Set up disaster recovery
Set up DR on a new cluster
You can enable DR when creating a new dedicated cluster on AWS through the Astro UI. See Create a dedicated Astro cluster for configuration steps and field descriptions. After the cluster is created, complete the required steps after enabling DR before triggering a failover.
API and Terraform support for DR cluster creation are planned for general availability (GA).
Set up DR on an existing cluster
To enable DR on an existing dedicated AWS cluster, submit a support request through the Astro UI. Astronomer processes the request during your specified maintenance window.
Prerequisites
- Organization Owner role with
organization.clusters.updatepermission - An AWS dedicated cluster that is not already DR-enabled
Submit a DR enablement request
Open the support request form
You can open the form in two ways:
- From the cluster details page: In the Astro UI, go to Organization Settings > Clusters, select your cluster, then click Enable Disaster Recovery.
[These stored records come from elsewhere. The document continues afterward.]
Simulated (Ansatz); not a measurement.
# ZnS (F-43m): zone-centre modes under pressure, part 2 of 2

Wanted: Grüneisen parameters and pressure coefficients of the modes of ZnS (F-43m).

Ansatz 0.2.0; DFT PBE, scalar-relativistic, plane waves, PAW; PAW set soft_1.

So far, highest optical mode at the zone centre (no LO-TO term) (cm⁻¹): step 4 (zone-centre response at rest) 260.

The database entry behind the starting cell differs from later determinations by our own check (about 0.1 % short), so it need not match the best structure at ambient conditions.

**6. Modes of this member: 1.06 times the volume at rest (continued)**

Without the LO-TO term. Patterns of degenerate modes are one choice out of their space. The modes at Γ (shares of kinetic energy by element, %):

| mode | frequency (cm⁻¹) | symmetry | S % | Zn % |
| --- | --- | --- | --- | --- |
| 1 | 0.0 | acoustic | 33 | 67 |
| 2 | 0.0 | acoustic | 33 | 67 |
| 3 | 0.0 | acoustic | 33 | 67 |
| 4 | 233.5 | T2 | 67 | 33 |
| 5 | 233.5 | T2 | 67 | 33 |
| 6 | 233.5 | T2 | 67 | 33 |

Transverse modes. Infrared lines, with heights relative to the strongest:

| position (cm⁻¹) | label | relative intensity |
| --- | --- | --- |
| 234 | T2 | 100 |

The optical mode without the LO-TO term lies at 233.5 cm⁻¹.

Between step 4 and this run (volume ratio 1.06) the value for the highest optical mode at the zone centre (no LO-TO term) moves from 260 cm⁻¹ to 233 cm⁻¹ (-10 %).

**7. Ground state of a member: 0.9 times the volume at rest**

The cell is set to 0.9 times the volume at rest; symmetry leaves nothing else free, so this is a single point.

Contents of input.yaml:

- From the support menu: In the Astro UI, open Support and select Enable AWS Data Plane Disaster Recovery as the request type.
Configure the request
Complete the following fields:
- Cluster: Select the AWS cluster to enable DR on. Only eligible clusters appear — the cluster must be an AWS dedicated cluster that isn’t already DR-enabled.
- Failover Region: Select the AWS region for the secondary cluster.
- DR VPC Subnet Range: (Optional) Specify a VPC subnet range for the secondary cluster. Leave blank to use the same range as the primary cluster.
- DR Pod CIDR Range: (Optional) Specify a Pod CIDR range for the secondary cluster. Leave blank to use the same range as the primary cluster.
- Task Logs Replication SLA: Enable to guarantee a 15-minute RPO for task logs. Additional charges apply. See Task Logs Replication SLA.
- Maintenance Window: Select a date and time for the maintenance window. The date must be at least 5 days from today. Weekends are not available.
- Additional Details: (Optional) Include any additional context or requirements.
- CC Emails: (Optional) Add email addresses to copy on the support ticket.
Running, scheduled, and event-triggered tasks are affected during the maintenance window. Tasks may fail and require a retry. Plan for 1-2 hours of downtime during the maintenance window.
The conversion process has two phases:
- Database migration: Migrates the metadata database. This phase requires no downtime.
- Infrastructure switch: Enables cross-region replication. This phase requires approximately 1-2 hours of maintenance downtime.
Enabling DR incurs additional Astro credits. Secondary cluster resources and data replication incur ongoing charges based on your cluster configuration.
Disable DR
Your cluster must be running out of the primary region to disable DR. To disable cross-region disaster recovery on an existing cluster, contact Astronomer support.
Required steps after enabling DR
After Astronomer creates the secondary cluster, complete the following steps before triggering a failover:
- Networking and DNS: Configure all required networking and DNS customizations for the secondary cluster. See Networking considerations.
- imagePullSecrets: If your Deployments use Kubernetes Pod Operators (KPOs), configure
imagePullSecretson the secondary cluster. See Pull images from a private registry. - Customer-managed workload identity: If your Deployments use customer-managed workload identities, configure the appropriate workload identity and update IAM trust relationships for the secondary cluster. See Workload identity.
- Dag logic: Update your Dag logic to handle the
ASTRONOMER_IS_DR_ENVenvironment variable for secondary-specific connections or configurations. See Prepare Dags for disaster recovery.